Dan Moylan, Michael Normanton, Daniel Chapman (Moscowhite), and Paul O’Dowd (Oddy) open episode 43 with the headline that has dominated the week: Jonny Howson has been sold to Norwich City for £2 million. Leeds United’s home-grown captain joins Bradley Johnson in East Anglia, and the episode unpicks what it means and why it keeps happening.
White Watching first. Crystal Palace 1-1 away at Selhurst Park: Chris Martin put Palace ahead after six minutes, Scannell was sent off for Palace at 44′, and Snodgrass — post-appendix, back off the bench — equalised at 63′. Then Ipswich 3-1 at home: a tremendous afternoon driven by Ibrahima Sonko’s spectacular generosity. The Ipswich central defender’s backheader created the chaos for the opener, Alex McCarthy — the same keeper who had been on loan at Leeds only weeks earlier — then handled outside the box to get himself sent off at 70′. Snodgrass (74′), McCormack (82′), and Becchio (90′) completed the scoring. Becchio’s celebration is discussed at appreciative length.
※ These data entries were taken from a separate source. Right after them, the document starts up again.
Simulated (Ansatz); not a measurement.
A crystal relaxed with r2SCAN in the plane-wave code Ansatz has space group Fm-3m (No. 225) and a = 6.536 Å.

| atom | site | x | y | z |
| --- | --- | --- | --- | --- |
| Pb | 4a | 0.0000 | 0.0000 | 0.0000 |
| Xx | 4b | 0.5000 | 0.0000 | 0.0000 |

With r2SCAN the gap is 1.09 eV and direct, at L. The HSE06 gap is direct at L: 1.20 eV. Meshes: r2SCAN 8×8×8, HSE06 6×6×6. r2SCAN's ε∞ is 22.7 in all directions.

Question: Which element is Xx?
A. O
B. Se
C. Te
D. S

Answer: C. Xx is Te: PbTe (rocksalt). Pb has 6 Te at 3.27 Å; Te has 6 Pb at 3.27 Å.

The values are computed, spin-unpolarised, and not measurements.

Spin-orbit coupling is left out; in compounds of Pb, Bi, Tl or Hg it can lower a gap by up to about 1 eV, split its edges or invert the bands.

Phil Hay from the Yorkshire Evening Post joins for the third section and provides the sharpest analysis of the Howson sale: the problem is structural. Howson wasn’t planning to sign a new contract if promotion wasn’t coming; the club’s total squad budget is around £9.5 million; and the pattern of good players running down contracts and leaving is embedded in how the club operates. Snodgrass, he notes, is eighteen months away from exactly the same situation. Phil Hay is measured throughout — balanced on Grayson’s qualities and the board’s failings — and honest about the fact that neither promotion nor squad stability feels imminent.
The protests have resumed outside the East Stand. The Supporters Trust has issued a statement. Fabian Delph is back on loan from Aston Villa. Sammy Clingan — a midfielder then at Coventry — is among those linked during the closing days of the window. Alex Cairns has signed a two-year deal. Ben Parker has been spotted, alive, heading for Carlisle.